The whole experience shattered me. I cried every day and hated myself. But through it all, my family never left my side. They supported me financially and emotionally. I eventually relocated to Lagos to start again.

Months after I relocated, I ran into Hamza again at the mosque, of all places. We laughed about old times, and he offered his condolences about my failed marriage. He had somehow heard everything because our families maintained close ties.. He joked about getting back together since we were both single, but I brushed it off. After all, this was the same guy who ghosted me.

But he didn’t stop at jokes. His mother began to call me again, and so did his siblings. His family begged me to give him another chance, and I realised what I didn’t have in my first marriage: a family that actually wanted me there. His mother reminded me of how she always believed I was meant to be her daughter-in-law. Eventually, I caved in. 

We started dating only after I told my parents, and they gave their blessings.  Hamza and I got married two months ago.

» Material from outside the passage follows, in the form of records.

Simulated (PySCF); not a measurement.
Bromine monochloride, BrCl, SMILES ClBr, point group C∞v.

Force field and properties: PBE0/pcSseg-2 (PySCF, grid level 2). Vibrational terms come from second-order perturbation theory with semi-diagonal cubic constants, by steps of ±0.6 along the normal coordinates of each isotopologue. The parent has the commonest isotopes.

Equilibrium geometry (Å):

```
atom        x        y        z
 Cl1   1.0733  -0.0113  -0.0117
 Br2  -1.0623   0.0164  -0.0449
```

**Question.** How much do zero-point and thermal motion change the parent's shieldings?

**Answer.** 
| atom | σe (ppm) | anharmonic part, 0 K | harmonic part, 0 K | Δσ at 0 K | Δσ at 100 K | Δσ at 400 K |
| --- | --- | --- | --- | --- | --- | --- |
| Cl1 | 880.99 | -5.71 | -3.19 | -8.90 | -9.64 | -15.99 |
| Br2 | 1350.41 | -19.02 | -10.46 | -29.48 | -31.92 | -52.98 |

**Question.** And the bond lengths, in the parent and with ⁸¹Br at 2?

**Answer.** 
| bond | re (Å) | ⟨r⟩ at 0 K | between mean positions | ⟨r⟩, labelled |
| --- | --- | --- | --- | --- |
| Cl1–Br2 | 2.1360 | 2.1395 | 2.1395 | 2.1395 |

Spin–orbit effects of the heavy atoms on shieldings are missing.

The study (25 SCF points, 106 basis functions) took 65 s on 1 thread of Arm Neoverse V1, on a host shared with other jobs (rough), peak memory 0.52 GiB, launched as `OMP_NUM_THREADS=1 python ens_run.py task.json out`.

This time, marriage feels safe. We speak the same love language. He understands me without over-explaining. We resolve our issues respectfully. I know people might say, “Two months is too short to know if a marriage will work.” But the truth is, a month into my previous one, I knew it was doomed. The signs were even there at the wedding, but because I was so desperate to move on from my last relationship,  I jumped in.

Sometimes, I miss what could’ve been with my ex-husband. He had a gentle side, but let his mother’s opinions control our marriage. Still, I don’t regret leaving that marriage. It taught me that love isn’t enough. Support and respect matter too. This time, I’ve chosen someone who chooses me back, wholly and without question. And that has made all the difference.